Some time last week, I found some posts on the web suggesting that one could protect the “broken” Wordpress authentication with the weirdest ideas from ip blocking plugins, to HTTP Basic Authentication in front of the wp-login.php.

Yeah I think they are funny to.

In this post I will try explain why this is a horrible idea. Their are many ways to make the attacker’s life difficult, one the most effective is, to make the brute-force as slow as possible or really difficult to automate.

Unfortunately the wordpress login implementation is basically a joke, beginning with what “seems to be a csrf or cookie test”, a set of static values on hidden fields (testcookie) and in the cookies (wordpress_test_cookie), I never understood what’s the point of adding static junk to the request, in my first video i explained how one could use hydra to search for weak credentials.

Vanilla Wordpress Brute-force

I the process of recording this video, I noticed that wordpress used different error messages for non existing user or incorrect password, initially I thought this was all too bad to be true, and could be some development configuration sadly it’s not, not only is easy to brute-force, but also easy to harvest valid usernames, so it’s officially a mess!

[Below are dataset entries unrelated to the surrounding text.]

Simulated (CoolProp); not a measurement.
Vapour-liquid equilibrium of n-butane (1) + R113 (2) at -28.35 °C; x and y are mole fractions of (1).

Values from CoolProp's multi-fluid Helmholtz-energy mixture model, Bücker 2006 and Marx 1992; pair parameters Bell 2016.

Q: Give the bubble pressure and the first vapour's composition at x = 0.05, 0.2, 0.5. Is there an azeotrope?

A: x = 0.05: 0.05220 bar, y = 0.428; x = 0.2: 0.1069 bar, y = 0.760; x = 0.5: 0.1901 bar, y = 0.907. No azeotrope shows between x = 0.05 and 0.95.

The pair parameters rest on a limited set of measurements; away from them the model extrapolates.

Protecting a login with a login !

Web development is not rocket science, starting with the fact the weakest link is allways the person, behind the keyboard having two sets of credentials might be a bad idea, since most of the ppl use the same or similar passwords for everthing, rendering the dual autientication useless, even if one does the smart thing and choses to have two diferent sets of credentials, they have to be maintained and both of them can be brute-forced, this without mentioning the fact that HTTP Basic Authentication places the base64 encoded username:password on the HTTP header making it easy to intercept.

To demostrate this I made other video, this time explaining how one could brute-force a login “hidden” behind authentication.

Moral of the story

Don’t use wordpress :) but if you really have to use it here are my suggestions:

Place a captcha on the login form.
Place a proper CSRF token.
Use same message for non existing username or incorect password.

This can make brute-force and username harvesting automation more difficult but not impossible ;).